Just stopping by to dash off wishes for a wonderful end to 2015 and a hopeful beginning to 2016. It’s been a busy hooking week, though, ironically, I don’t have much to show for it. You see, I have to get a rug started for the Albuquerque Fiber Arts Council‘s April show. I believe I mentioned this before. Crunch time is coming. The theme is “Colors of New Mexico.” Designing this thing is giving me angina. I swear, I think about it in the shower, at 2:00 a.m. when I should be sleeping, when my kid’s begging me to go to the movies. I’m pretty sure I know where I’ll go with it now, but it’s still making me drink.

Behind schedule poinsettia.
Behind-schedule poinsettia.

Then I spent one whole evening pulling out most of my almost-completed poinsettia. In my attempt to do a little shading, I used colors with hues much too close to one another. There wasn’t enough contrast between them so I was left with a merlot-colored SPLAT. I’ve since started hooking with more of a rosé and a pinot noir. I think it helped.

Okay, I’m in a wine frame of mind. Whoopee! It’s almost New Year’s Eve, you know. Not only that, yesterday Tom and I went out to lunch then made a little field trip to a local winery, Gruet, which specializes in making bubbly in the Champenoise tradition. (It’s illegal to call any sparkly stuff champagne, so I’ll be technical.) We wanted to pick up a bottle for tomorrow night.

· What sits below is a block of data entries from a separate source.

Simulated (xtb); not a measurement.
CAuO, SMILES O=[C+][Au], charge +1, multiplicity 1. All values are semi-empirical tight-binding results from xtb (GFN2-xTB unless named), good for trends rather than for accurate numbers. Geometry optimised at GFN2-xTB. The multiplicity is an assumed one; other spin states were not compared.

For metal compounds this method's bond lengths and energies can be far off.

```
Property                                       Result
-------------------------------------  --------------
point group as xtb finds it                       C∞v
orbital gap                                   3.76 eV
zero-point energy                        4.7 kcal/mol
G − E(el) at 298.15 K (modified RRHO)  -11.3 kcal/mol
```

Celebrate with Gruet bubbly!

Um, we were more than successful. A lovely, young woman poured tastings for us and two other couples from Dallas and Portland. We had a great time talking wine, what it’s like to relocate to Portland (Oregon, hookers, not Maine!), Airstream trailers, vanilla lip gloss, and what-have-you. An hour and a half later, Tom and I were wine club members. Lucky you: If you’re thinking about visiting us here in Albuquerque, we’re apt to pop open a bottle for you.

Please share any hooking you might have managed to do this holiday week. If you didn’t get any done, who cares?!!? My wish is that you spend the rest of the week relaxing and enjoying friends and family. There’s plenty of time to work in 2016.

Happy New Year!

May your 2016 be filled with the most wonderful of fireworks and new adventures. Happy New Year!
May your 2016 be filled with the most wonderful of fireworks and new adventures. Happy 2016!